@filmfann, this seems apropos to your question.
My Facebook page has become a mish-mash of “ages and stages” friends, acquaintances and a few people met only through Facebook. I’m approaching FB from an old school background on both public relations and relationships.
1. Just because someone sends you a message or invitation, you don’t have to accept it. You can retain the relationship through messaging only. This gives both parties 30 day’s access to the other person’s site, but doesn’t give them full access. This is like bumping into someone and saying, “let’s do lunch!” and then not following up.
2. If you do add people, you don’t have to let them see all of your page. You can limit what people can see, by individual. One of my daughters does not give me access to her Wall, the other lets me crawl all over the thing (I don’t).

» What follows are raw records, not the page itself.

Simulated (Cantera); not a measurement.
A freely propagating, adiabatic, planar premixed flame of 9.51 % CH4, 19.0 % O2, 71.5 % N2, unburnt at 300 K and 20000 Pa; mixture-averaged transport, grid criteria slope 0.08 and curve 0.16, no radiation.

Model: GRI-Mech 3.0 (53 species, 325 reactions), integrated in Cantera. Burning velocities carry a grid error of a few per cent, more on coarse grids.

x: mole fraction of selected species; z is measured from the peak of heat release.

3. Be cognizant that your Facebook page can be accessible to work, and that your page content should never contain anything that presents you in any sort of compromising situation. The adage, “Live your life so you wouldn’t be embarrassed to have your grandmother read about it on the front page newspaper” extends to Facebook.
4. Don’t be afraid to remove people from your friend’s list after you’ve added them. This happens all the time. They don’t receive any notification.
Don’t stress out about it. Facebook is a communication tool. In the age of cell phones, it’s replaced the phone book as a finding device, and serves as a means for mass communication. Don’t feel you have to accept invitations to snowball fights or Mafia Wars, or quizzes. The other person won’t know if you ignore the request.